What is digital transformation and why does it matter? By Scott Whittaker
dwp Group Creative Director and company founder, Scott Whittaker, talks about what inspired him to take a traditional architecture and design company on the journey to digital transformation … Not a road well travelled but certainly well met.
People often ask me when I first came across the idea of ‘digital transformation’.
Although known by different names; the concept began to emerge into the collective consciousness around 2000. However, my personal ‘aha’ moment was a bit earlier. Back in the mid 90’s I remember downloading the first Netscape browser. I typed in some words – and images suddenly began appearing on my screen. I realised I had access to all kinds information from everywhere. In that moment I knew the world would soon be a different place.

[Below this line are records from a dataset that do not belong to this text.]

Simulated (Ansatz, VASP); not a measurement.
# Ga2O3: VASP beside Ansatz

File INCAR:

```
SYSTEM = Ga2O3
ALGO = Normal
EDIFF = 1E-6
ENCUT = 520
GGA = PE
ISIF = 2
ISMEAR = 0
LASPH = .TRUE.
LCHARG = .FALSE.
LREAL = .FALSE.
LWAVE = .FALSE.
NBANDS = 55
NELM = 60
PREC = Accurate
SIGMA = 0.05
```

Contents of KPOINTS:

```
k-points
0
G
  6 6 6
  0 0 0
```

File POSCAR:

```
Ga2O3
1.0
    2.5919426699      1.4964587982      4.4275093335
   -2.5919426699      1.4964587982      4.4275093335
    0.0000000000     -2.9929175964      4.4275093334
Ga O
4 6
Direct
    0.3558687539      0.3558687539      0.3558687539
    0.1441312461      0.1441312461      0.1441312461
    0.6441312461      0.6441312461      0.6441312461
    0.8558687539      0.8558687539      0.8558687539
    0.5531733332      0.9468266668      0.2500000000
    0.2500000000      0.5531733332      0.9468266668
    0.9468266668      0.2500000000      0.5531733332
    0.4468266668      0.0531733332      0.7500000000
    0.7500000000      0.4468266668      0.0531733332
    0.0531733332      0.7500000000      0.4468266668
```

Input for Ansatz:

Naturally it wasn’t long before I began thinking about the possibilities for design and architecture. Design is essentially a very human collaborative process. I saw that digital cloud technologies would allow for the real-time exchange of ideas. That this would in turn allow knowledge to be unlocked and disseminated quickly – effectively revolutionising the design and construction industry. The evolution has actually been slower than I imagined. But in the past there were issues like sporadic internet connectivity that have now been resolved.
Design processes have always been analog; on paper and in 2D. Digital transformation matters because now all the knowledge and skills that have been held in information silos, (due to geographical or systemic boundaries) is readily available to everyone 24 hours a day, anywhere in the world… and in 3D.
It’s a fundamental reinvention of the way designers do business on every level. From the first connection and exchange of information and ideas with a client, to communicating those ideas with the project team, through to the full digitalisation of the construction process. For example in the last two years we have used cloud based digital tools to facilitate “design councils’. These are global project design reviews – held each week in every studio – where our team of international experts collaborate in real time.
Our digital technologies now enable dwp’s Sector Health Specialists based in the Melbourne studio to collaborate with the project and client teams in our Dubai Studio. Engineers working on mechanical system designs in Singapore can join in while the operator, based in Boston, updates the brief. Everyone has access to each other and to all the information with an online digital 3D model as the single source of data. For our clients the benefits are clear: sustainability, cost and time saving, as well as profound access to all aspects of the project. Needless to say, the result is even better design and better client experience. It allows dwp to explore space and materials in a way that was not possible before and offer enormous variety to our clients.
I am certain that, like all the various digital revolutions happening now in retail, banking and automotive industries, there will soon be a tipping point where the traditional format of an analog architecture business will disappear. As a company, and a team, dwp has worked hard to lead by example and offer our clients groundbreaking design in a cutting edge way.